Published July 02, 2009 11:49 pm - There are two words Mark Turner wishes were never associated with the Keystone Regional Industrial Park in Greenwood Township — “shovel ready,” meaning it’s ready for a prospective tenant to begin a building project.
Sluggish economy not stopping local growth
By Keith Gushard
By Keith Gushard
Meadville Tribune
There are two words Mark Turner wishes were never associated with the Keystone Regional Industrial Park in Greenwood Township — “shovel ready,” meaning it’s ready for a prospective tenant to begin a building project.
“It’s haunted me,” says Turner, executive director of the Economic Progress Alliance of Crawford County, which owns the industrial park that’s been under development since 2000. Turner joined the Alliance in 2004.
This is the fourth year the Alliance is keeping the same top goal — landing the first tenant for the 1,300-acre industrial park.
While Keystone still awaits its first tenant as the site is developed, the Alliance continues to have success in other areas. It landed more tenants at Crawford Business Park in Vernon Township and sold off land in West Mead Industrial Park for development. Despite a down economy, the Alliance also help process $2.6 million in loans for projects at nine area firms in 2008.
What continues to hold Keystone back from landing a tenant is the lack of infrastructure — namely water and sewer lines and roads — at the park, said Turner.
When the Keystone was first being set up in 2000, Sue Ferry, a past executive director of Meadville Area Industrial Commission (one of the Alliance’s predecessor agencies), often billed it “shovel ready,” meaning a prospective tenant just basically had to put up a building.
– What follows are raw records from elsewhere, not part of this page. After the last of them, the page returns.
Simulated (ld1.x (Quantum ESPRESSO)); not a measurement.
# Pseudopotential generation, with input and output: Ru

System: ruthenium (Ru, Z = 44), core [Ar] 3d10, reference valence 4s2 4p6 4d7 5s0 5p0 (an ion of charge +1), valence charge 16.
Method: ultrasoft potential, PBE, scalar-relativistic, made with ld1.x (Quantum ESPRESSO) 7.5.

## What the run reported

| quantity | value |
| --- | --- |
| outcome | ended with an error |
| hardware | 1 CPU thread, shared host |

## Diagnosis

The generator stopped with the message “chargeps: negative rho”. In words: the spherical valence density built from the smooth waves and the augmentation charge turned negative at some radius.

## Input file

There is a water tower, some water lines and an access road off Adamsville Road leading into a 223-acre area where HON Industries, a Muscatine, Iowa-based office furniture manufacturer, bought 80 acres in January 2001.
However, it is a water well system only for that 223-acre area. Though it still owns that land, HON hasn’t built yet.
“It just never worked out for us,” said Steven Bradford, vice president general counsel of HNI Corp., HON’s parent firm. Bradford said HON is working on an agreement to sell the property to another party, but doesn’t know when the deal may close.
“It was absurd,” said Turner. “Obviously, it was not shovel ready. It was more promotional than reality. I think the perception we created ourselves made it difficult to deal with.”
Bill Bragg, president of the Alliance board of directors, agrees, but points out part of the park was ready for industry.
“The whole park was not shovel ready,” said Bragg. “We’re only getting a water system ready now.”
“I was not involved with it, but HON was ready to go,” Bragg said, noting that the part of the park where HON was to build did have a water tower and localized water wells for that 223-acre area.